No, Scooped Bagels Are Not The Same As Flagels

Bagels are a simple and no-nonsense food, especially if you're in someplace like New York: you order it untoasted if it's fresh, with cream cheese (and lox if you're willing to spend a little extra) and you've got a fluffy, filling breakfast. But if you know where to look, you can discover different kinds that exist outside the spectrum of plain bagels to everything bagels. These include, among others, scooped bagels and flagels aka flattened bagels


Flagels are like a regular, ordinary bagel except the dough is pressed down and baked so that the result is flatter, crunchier, and has a greater surface area. This is different from a scooped bagel, which is an ordinary bagel, except the interior breading has been scooped out after baking, leaving mostly the crust. The idea is that a scooped bagel can fit more cream cheese or fillings inside, but many purists balk at the notion of removing so much of the bagel bread.

Flagels, great for flat fillings

Bagels date all the way back to Europe in the Middle Ages, where they were made from pretzel bread; much later, they were brought to America by Polish-Jewish immigrants. But flagels first began popping up in New York bagel shops in the mid-1990s. It's thought that they were invented by the family-owned Tasty Bagels in the Bensonhurst neighborhood of Brooklyn, although the owner of the shop denied this when speaking with New York Daily News. Even though flagels started as a trend in the 90s, other flat and bagel-like pastries have existed for much longer, such as Lebanese kaak or Turkish simits.
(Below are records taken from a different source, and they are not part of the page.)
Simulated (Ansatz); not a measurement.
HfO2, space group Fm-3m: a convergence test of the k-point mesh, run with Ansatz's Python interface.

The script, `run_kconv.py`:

Since flagels are flat and crunchy, it's slightly tougher to slice in two than a regular bagel if you don't have a bagel slicer. It's certainly not impossible, but it requires slightly more effort to smear cream cheese on the inside. However, the flatter dough means that flagels work great for sandwiches because they have a wider surface area and won't be as tall as a regular bagel sandwich. So you can add more toppings and stack your deli meats slightly higher. If you're a fan of egg and cheese on a bagel for breakfast, or turkey and salami on a bagel for lunch, you might consider a flagel.

To scoop or not to scoop

It's not perfectly clear when scooped bagels first arrived on the scene, although they became a flash point on TikTok when a bagel store employee angrily refused to "scoop" one for a Los Angeles man visiting Manhattan. Scooped bagels can be a great way to trade up the few extra carbs for something a little more substantial like eggs, salmon, or avocado, and hopefully, your local bagel shop is a little more accommodating when you're in the mood to try one.


Scooped bagels are also a great choice for the classic schmear (or in this case, channel) of rich cream cheese. And divisive as they may be to some, your cream cheese is far less likely to spill out of a scooped bagel than a classic one where it's laid on thick. Whether a smaller mess is worth hollowing out a perfectly good bagel is your (or the shop's) decision to make.